Building a Smart Offsite Sync and MD5 Verification Script with AzCopy

When working with cloud storage, particularly when syncing files to Azure Blob Storage, ensuring the integrity of the files is very important. Azure's AzCopy tool offers powerful features for syncing files between a local directory and Azure Blob Storage. However, while AzCopy handles transfers efficiently, adding a layer of file integrity verification using MD5 hashes helps ensure the files were transferred correctly.

In this post, I will walk you through how I built a smart sync-and-verify backup script using AzCopy. The script syncs files to Azure Blob Storage and verifies the integrity of changed files by comparing MD5 hashes between local and Azure-stored files.

Problem Statement

When syncing large directories of files to cloud storage, especially during backups, it is essential to verify that transferred files are identical to the local files by comparing their MD5 hashes.

Solution

By integrating AzCopy's sync functionality with a custom shell script, we can:

  1. Sync files from a local directory to Azure Blob Storage.
  2. Extract details of the transferred files from the AzCopy job logs.
  3. Perform MD5 verification to ensure the files are consistent on both ends.

Tools Used

  • AzCopy: A command-line tool that helps manage and transfer data to/from Azure Blob Storage.
  • Bash: The script was built in Bash, enabling seamless integration with the Linux environment.
  • Azure CLI: Used to retrieve MD5 hashes from Azure Blob Storage.

Shell Script Workflow

Step 1: Setting Up Variables

Before diving into the logic, we define key variables, including the local directory to be synced, Azure Storage account details, and the location for logs. Here's an example setup:

STORAGE_ACCOUNT="myStorageAccount"
STORAGE_CONTAINER="backup"
LOCAL_DIR="/media/backup"
LOG_FILE="/var/log/azure_backup_md5_check_$(date +%Y%m%d).log"

You need to make sure to export $AZURE_BACKUP_SAS_TOKEN and $AZURE_BACKUP_ACCOUNT_KEY to the users environment to authenticate with the Azure Blob Storage.
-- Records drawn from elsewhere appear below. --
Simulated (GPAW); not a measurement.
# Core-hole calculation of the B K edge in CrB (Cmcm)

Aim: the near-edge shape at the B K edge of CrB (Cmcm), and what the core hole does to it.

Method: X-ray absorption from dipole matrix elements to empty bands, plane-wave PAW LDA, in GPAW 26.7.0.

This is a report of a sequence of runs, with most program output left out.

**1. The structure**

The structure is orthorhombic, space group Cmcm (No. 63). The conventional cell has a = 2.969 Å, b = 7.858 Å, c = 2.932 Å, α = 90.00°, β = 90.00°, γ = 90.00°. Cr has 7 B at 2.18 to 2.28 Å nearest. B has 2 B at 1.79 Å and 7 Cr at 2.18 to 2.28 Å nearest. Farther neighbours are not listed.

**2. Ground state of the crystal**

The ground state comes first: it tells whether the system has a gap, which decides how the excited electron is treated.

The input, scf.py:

Step 2: Syncing Files Using AzCopy

The script uses the AzCopy sync command to upload files that have changed or are new in the local directory. Here's the command that performs the sync:

sync_output=$(azcopy sync "$LOCAL_DIR" "https://$STORAGE_ACCOUNT.blob.core.windows.net/$STORAGE_CONTAINER?$AZURE_BACKUP_SAS_TOKEN" --delete-destination=true --put-md5)

After the sync, the script extracts the job ID from the AzCopy output:

job_id=$(echo "$sync_output" | awk '/Job/{print $2; exit}')

This job ID is crucial for locating the corresponding job log file.

Step 3: Parsing the AzCopy Job Log

The job log provides details of the files that were transferred. We need to capture lines that indicate the start of a file transfer and extract the local source file path:

while IFS= read -r line; do
    local_file=$(echo "$line" | grep -oP 'Source "\K[^"]+')
    changed_files+=("$local_file")
done < <(sudo grep "Starting transfer:" "$log_file")

By using this method, we ensure we only consider the files that were actually transferred during the sync.

Step 4: MD5 Hash Verification

Once we have the list of changed files, we compare the MD5 hash of each file locally and on Azure Blob Storage. To get the MD5 hash of the local file, we use the md5sum command:

calculate_md5() {
    local file="$1"
    md5sum "$file" | awk '{print $1}'
}

For the Azure Blob Storage file, we query the ContentMD5 property using the Azure CLI:

get_blob_md5() {
    local blob_name="$1"
    az storage blob show --account-name "$STORAGE_ACCOUNT" --container-name "$STORAGE_CONTAINER" --name "$blob_name" \
    --query properties.contentSettings.contentMd5 --output tsv --account-key "$AZURE_BACKUP_ACCOUNT_KEY"
}

azure_md5=$(get_blob_md5 "$blob_name")
azure_md5_hex=$(echo "$azure_md5" | base64 --decode | xxd -p)

We then compare the two hashes and log any mismatches.

Step 5: Logging and Summary

The script logs the entire process, ensuring transparency in file transfers and MD5 verifications. A summary is printed at the end, detailing which files matched and which had mismatches:

log_message "Summary:"
if [ ${#mismatched_files[@]} -eq 0 ]; then
    log_message "✅ All changed files matched successfully!"
else
    log_message "❌ The following changed files had MD5 mismatches:"
    for file in "${mismatched_files[@]}"; do
        log_message " - $file"
    done
fi

Complete Script

Here’s the complete script after incorporating the sync, log parsing, and MD5 verification logic.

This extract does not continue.